As another tropical storm formed in the Caribbean Sea on Thursday and with the effects of Hurricane Harvey still being felt throughout the energy value chain, those working to attract more petrochemical operations to the Appalachian Basin are raising their voices about supply diversity and the region’s other benefits.

“I think we have in the Northeast a window of opportunity right now to get our message out and let people know what our advantages are — the cheapest natural gas prices in the industrialized world, abundant water, closeness to markets, we’ve got a world-class workforce,” said Shale Crescent USA Marketing Director Greg Kozera. Shale Crescent was formed last year by a group of business leaders in the Appalachian Basin to attract global attention and top energy-consuming businesses to the Mid-Ohio Valley, a region near the Ohio River that includes parts of Ohio, West Virginia and Pennsylvania.

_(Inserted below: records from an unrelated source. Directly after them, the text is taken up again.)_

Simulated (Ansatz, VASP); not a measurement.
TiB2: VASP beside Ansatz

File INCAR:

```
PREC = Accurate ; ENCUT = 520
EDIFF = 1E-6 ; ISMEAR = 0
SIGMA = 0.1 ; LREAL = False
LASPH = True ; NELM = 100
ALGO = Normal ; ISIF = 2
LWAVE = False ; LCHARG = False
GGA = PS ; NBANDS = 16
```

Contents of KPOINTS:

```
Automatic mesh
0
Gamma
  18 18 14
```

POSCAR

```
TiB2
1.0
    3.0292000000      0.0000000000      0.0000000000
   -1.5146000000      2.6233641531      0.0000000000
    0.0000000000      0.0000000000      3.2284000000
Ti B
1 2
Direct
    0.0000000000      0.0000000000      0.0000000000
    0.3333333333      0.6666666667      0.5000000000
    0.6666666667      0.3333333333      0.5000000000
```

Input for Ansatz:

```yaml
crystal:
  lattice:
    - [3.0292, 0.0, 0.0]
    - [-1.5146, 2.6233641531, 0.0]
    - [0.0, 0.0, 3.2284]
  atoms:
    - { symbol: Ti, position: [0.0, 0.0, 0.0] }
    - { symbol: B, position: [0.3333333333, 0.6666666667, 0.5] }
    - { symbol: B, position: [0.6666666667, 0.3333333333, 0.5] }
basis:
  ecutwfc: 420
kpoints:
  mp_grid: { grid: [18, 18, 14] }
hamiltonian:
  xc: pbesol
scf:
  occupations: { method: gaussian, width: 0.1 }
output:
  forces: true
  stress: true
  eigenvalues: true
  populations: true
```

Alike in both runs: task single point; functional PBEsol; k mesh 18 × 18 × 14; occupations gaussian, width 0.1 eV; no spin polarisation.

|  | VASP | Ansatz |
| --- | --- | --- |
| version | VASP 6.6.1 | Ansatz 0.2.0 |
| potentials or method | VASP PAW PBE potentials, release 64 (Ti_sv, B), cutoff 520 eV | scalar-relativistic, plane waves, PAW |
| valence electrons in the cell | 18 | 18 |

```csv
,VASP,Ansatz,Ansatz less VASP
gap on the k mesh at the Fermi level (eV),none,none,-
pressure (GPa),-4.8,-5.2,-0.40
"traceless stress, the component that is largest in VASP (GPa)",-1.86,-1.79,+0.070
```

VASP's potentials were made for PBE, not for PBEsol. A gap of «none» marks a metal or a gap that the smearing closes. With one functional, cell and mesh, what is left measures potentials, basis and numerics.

“That area is prone to hurricanes. That’s what happens down there,” Kozera said of the vast petrochemical and refining complex along the Gulf Coast. “What Harvey did is remind people that if you’re going to build something on the Gulf Coast, there’s a risk you need to be thinking about. It’s opened up some doors for us to at least get people thinking more about whether they want all their eggs in one basket.”

Kozera and his organization are not alone in their thinking. Sources working in the Appalachian region mourned the disaster and stressed they weren’t being opportunistic. But they also said petrochemical and refined product supply diversity is a topic that has repeatedly come up in the weeks since Harvey made landfall, swamping the Greater Houston area with rainfall and damaging energy infrastructure.

IHS Markit estimated that the damage from Harvey is projected to be between $60-100 billion, which would make it the second most destructive storm on record after Hurricane Katrina. At a damage estimate of $30 billion, Hurricane Irma is expected to rank sixth.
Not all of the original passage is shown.